Nothing is as it seems in this darkly romantic tale of infatuation and possession, inspired by Daphne du Maurier’s Rebecca.
Becca was the perfect girlfriend: smart, gorgeous, and loved by everyone at New England’s premier boarding school, Thorn Abbey. But Becca’s dead. And her boyfriend, Max, can’t get over his loss.
Then Tess transfers to Thorn Abbey. She’s shy, insecure, and ordinary—everything that Becca wasn’t. And despite her roommate’s warnings, she falls for brooding Max.
Now Max finally has a reason to move on. Except it won’t be easy. Because Becca may be gone, but she’s not quite ready to let him go…
Thorn Abbey, a retelling of Rebecca by Daphne Du Maurier, surprised me with it’s intensity and riveting storyline. I don’t know what I really expected when starting this book but in this case it definitely helped me go in with an open mind and thoroughly enjoy the story.

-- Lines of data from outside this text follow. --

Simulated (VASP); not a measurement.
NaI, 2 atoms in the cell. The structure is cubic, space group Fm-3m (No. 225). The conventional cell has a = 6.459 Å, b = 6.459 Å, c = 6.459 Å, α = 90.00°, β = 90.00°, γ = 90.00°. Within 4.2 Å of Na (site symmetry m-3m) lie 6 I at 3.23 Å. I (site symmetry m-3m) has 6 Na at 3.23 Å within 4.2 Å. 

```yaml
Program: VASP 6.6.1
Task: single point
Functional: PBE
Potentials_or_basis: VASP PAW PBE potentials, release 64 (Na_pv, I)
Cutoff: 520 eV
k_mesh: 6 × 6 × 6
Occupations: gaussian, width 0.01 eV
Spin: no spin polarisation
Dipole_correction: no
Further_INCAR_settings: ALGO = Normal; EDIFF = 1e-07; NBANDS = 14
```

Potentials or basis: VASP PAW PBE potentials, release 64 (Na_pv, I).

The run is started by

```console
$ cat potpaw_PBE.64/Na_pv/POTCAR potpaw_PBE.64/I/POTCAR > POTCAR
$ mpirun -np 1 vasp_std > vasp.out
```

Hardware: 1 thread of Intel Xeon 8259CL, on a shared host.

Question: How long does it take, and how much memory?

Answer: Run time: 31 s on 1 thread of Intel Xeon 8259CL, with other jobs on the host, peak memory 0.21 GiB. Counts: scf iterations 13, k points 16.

The first thing that struck me about Thorn Abbey was the setting. The story is set at a boarding school named Thorn Abbey and the place is beyond creepy. Strange things go on in the dorms at night (and no, I’m not talking about normal nightly teen activities.) The temperature drops drastically even though the heat is on and the windows are closed. Crying sounds are heard throughout the night. And Tess, the main character, can’t help but be drawn to the sea where Becca drowned. Thorn Abbey is definitely one of the most haunting settings I’ve read about.
Tess, the main character, isn’t exactly the best but she’s not the worst either. She is smart (kind of abnormally so), she’s funny, and she’s kind. However, she thinks very little of herself and she belittles herself quite a bit. It doesn’t help that her new friends are even worse. Devon constantly tells Tess that she’s fat and needs to watch what she’s eating. The other girls in the group don’t help matters. In fact, they don’t even consider themselves Tess’ friends for most of the book. They just put up with her because she is Devon’s roommate. They take the term mean girl to a whole new level. As for Max, the mysterious love interest, he was a lot like Tess in that he wasn’t the best but he wasn’t the worst either. He was very moody and sometimes rash but he could also be very sweet. He was always good to Tess and they were pretty cute together.
The romance, however, was a bit cliche and it definitely involved some insta-love. Tess becomes obsessed with Max from the moment she first sees him in class. She actually has some almost stalkerish tendencies when it comes to pursuing him. As for Max, it almost seemed out of nowhere that he fell for her. It definitely involved the overused cliche of perfect guy falling for the nerdy girl. However, like I said, they were pretty cute together and they really did seem like a good match once they got past the beginning stage of their relationship.
To be fair, I haven’t read Rebecca, but I do think Nancy Ohlin brings lots of new things to the story. After finishing Thorn Abbey I read the Spark Notes for Rebecca and there are definitely some surprises thrown into this retelling. Readers who have already read Rebecca should still be able to enjoy this one and still be surprised.
Also, I just have to mention the ending. Wow. I didn’t see it coming at all. It’s definitely a kind of WTF? moment but it’s also kind of perfect. It wasn’t at all what I expected but I truly did like it.
Overall, Thorn Abbey is a fabulous retelling. Nancy Ohlin has definitely made the story of Rebecca her own and I will be checking out more of her work in the future.